Now what next? We were interested during our first visit to discuss with NEMA of the agreement reached between MITA and COCIR. Other engineering industry sectors have also done the same, for example AEM (US agricultural machinery and construction equipment industry), CECE (EU construction equipment) and CEMA (EU agricultural machinery).

Now we have gone the same way by agreeing a common position between NEMA and Orgalime which is wider, more horizontal in its approach and covers the whole area of regulatory coherence as well as the area of standardisation.  Our aim is now to see how many others we can bring on board our joint Orgalime – NEMA position to paper to reinforce the messages of our industry that, besides the low hanging fruit which should be fairly easy to include in a TTIP agreement, we are ready to work on building bridges in the area of regulatory objectives, standardisation and conformity assessment. We count on NEMA to ensure that US regulators clearly hear the voice of our industry on these issues.
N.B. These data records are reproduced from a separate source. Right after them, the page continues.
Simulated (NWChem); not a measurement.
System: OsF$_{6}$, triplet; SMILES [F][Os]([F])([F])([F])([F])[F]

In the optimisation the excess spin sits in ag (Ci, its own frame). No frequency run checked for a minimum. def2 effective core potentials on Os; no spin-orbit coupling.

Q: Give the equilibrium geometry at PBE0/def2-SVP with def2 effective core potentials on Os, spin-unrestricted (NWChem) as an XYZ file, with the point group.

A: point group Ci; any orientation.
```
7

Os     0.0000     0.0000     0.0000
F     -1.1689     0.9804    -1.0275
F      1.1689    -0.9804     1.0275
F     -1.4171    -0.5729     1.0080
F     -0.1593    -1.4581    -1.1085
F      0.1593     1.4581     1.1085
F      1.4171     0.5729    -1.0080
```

We know that agreement between regulators on both sides of the Atlantic will not be easy: we are talking of two of the world’s largest economies, with complex and mature regulatory frameworks; so, there are inevitably differences in approach which are born from history. But fundamentally we share the same values and we both aspire to high standards, just as you might expect. We therefore remain convinced that tackling regulatory divergences between the EU and the US will equally benefit businesses of all sizes and increase transatlantic trade flows. It will also help us both on world markets to achieve our common objective for global market access on the basis of ‘one standard, one test, accepted everywhere’.